CC BY
71
DOI: 10.23968/2500-0055-2021-6-2-45-51
EXPERIMENTAL MODELING OF SNOW ACTION ON UNIQUE
CONSTRUCTION FACILITIES
Olga Poddaeva
Head of the University Research and Production Laboratory for Aerodynamic and Aero-Acoustic Testing of Building Structures, National Research Moscow State University of Civil Engineering 26, Yaroslavskoye Shosse, Moscow, Russia
E-mail: poddaevaoi@gmail.com
Abstract
Introduction: In modern civil engineering, repetitive architecture gives way to unique buildings. However, the available laws and regulations do not provide any recommendations for setting loads on unique construction facilities. The foregoing is fully true for snow loads as well. The Regulations "Loads and Actions" include a method to calculate snow loads for standard roof shapes. Methods: This paper proposes a method of experimental modeling for snowdrifts and snow deposits on complex roof shapes that differ from the standard shapes described in the Regulations, using wind tunnels of architectural and construction type. This method provides clear recommendations on experimental studies with the use of wind tunnels. Results: It was tried and tested in the building of a sports center under design. During the study, patterns of snowdrifts and snow deposits formation were also obtained.
Keywords
Aerodynamics, wind tunnel, snow actions, snow deposits, experimental studies, snowdrifts.
Introduction
Technological advances together with the development of computer modeling in construction made it possible for architects to design unique buildings in terms of their shape. However, this achievement raised a number of issues before engineers and designers regarding the development of design documentation. When erecting a building with original spatial forms, additional studies are required on the impact of natural and man-made factors, including wind and snow actions (Shishkina and Kaloshina, 2018; Shumeyko and Kudinov, 2013).
Nowadays, one of the most important design tasks is to account for the snow load on complex roofing having a shape that differs from the primitive elements listed in the Regulations SP 20.13330.2016 "Loads and Actions" (Ministry of Construction of Russia, 2016; Popov et al., 2016). This is due to the fact that, in buildings with non-standard roofing, it is impossible to predict snowdrifts with analytical methods (Churin and Gribach, 2016).
The snow load on the roof surface is determined as the snow weight per unit of area. This value depends on climatic conditions in the built-up area. However, elements that prevent snowdrifts on the roof surface are also important in determining the snow load.
Methods
This paper proposes a method for experimental studies of snow action on buildings, performed in the Large Research Gradient Wind Tunnel (Churin and Gribach, 2016).

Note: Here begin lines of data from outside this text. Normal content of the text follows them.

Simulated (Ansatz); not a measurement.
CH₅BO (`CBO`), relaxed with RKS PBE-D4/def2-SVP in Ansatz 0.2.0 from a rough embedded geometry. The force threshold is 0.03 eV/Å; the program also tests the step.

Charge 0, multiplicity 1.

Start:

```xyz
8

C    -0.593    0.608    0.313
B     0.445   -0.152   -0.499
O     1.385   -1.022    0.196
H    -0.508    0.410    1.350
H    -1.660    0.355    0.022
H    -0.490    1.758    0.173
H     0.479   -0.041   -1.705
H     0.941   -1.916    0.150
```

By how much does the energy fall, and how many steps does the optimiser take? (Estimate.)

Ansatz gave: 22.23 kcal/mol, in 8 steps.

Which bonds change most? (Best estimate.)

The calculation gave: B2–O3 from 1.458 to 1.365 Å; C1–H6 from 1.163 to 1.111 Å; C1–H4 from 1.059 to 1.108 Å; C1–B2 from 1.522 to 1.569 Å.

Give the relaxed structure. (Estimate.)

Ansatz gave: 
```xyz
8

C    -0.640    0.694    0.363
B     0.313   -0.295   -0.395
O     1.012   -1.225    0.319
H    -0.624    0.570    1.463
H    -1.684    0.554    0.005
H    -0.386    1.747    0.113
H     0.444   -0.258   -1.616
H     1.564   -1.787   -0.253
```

According to this method, a study shall be performed as follows:
1. Analysis of meteorological and topographical data in the built-up area;
2. Design and creation of a scaled-down model for the studied facility;
3. Experimental modeling of the snow cover to determine basic patterns of snowdrifts and snow deposits formation on the roof surface of the studied facility. The shapes of snow bags are analyzed to decompose the roof surface into primitive elements, and then the snow load is determined for these elements in accordance with the Regulations.
4. Development of conclusions and recommendations based on the findings.
Experimental determination of basic patterns of snowdrifts and snow deposits formation on the roof surface of construction facilities includes the following steps:
— a uniform layer of the model material (wood powder 200, bulk density — 200 kg/m3, moisture — 3.5-4%) with a thickness of 1-1.5 mm is applied to the model;
— the flow velocity increases uniformly from 0.1 to 7.9 m/s (up to Level 4 according to the Beaufort Wind Scale), the model material moves from the smooth painted surface at the wind velocity of 3.4 m/s. The velocity is controlled using appropriate verified equipment. When model material begins to drift, the flow velocity becomes steady, and air
Architecture and Engineering
Volume 6 Issue 2 (2021)
blowing continues until the formation of distinctive snow deposits. The starting points of drifting and formation of distinctive snow deposits are determined visually;
— photos of snowdrifts are made;
— the model turns in the tunnel with a pitch corresponding to the experimental conditions (as a rule, the most distinctive wind directions at the construction site in winter are considered). The process of model material application and air blowing is repeated for each angle;
— based on the results of the experimental modeling, distribution patterns of the coefficient ^ are built for further calculation of the snow load.
Particular attention should be given to the selection of special substances modeling snow. For instance, Isyumov (1979) used bran as the substance modeling snow in wind-tunnel testing in order to study snowdrifts at the lower level of a two-level roof at different wind velocities and directions.
O'Rourke et al. (O'Rourke et al., 2004, 2005; Thiis and O'Rourke, 2012) studied snowdrift velocities on roofs of different shapes in a water flume using crushed walnut shells and obtained good agreement when comparing the results with those of field studies.
They also considered the matters of establishing the estimated snow loads. O'Rourke's papers provided the basis for structural analysis considering snow loads in American standards (American Society of Civil Engineers, 2005).
Professor A. A. Semenov and PhD students at the Ufa State Petroleum Technological University, together with experts from UNICON Novosibirsk Department, carried out experimental studies of the snow load on the roofs of cylindrical tanks in a special wind tunnel of architectural and construction type. They used wood powder as the model material (Porivaev et al., 2012).
In addition to the studies of the snow action on the roofs of buildings and structures, we should mention studies of snowdrifts in urban pedestrian areas. Such studies were conducted in Japan at the Hokkaido Building Research Institute (Setoguchi, 2011). The territory in the northern part of Japan was studied. It is a cold and heavy snowfall region where many cities experience snowstorms. Setoguchi modeled not only snow loads but also snowdrifts. The designed area should be comfortable for pedestrians. It should be barrier-free (i.e., accessible for the elderly and the
disabled). Therefore, it should accumulate as little snow as possible. Besides, the area should have commercial buildings and information boards and signs. The experiment was aimed at choosing the most optimal location of the facilities in the area so that to ensure no snow piles in the pedestrian areas and easy snow removal. Snow was modeled using white soil powder since its properties are similar to those of snow in Japan. In the course of the study, several location options for the facilities were considered. For each option, snow cover and snowdrift distribution patterns were obtained, and the optimal design of the area was chosen. The resulting design minimizes the negative effect of snow actions on the designed area.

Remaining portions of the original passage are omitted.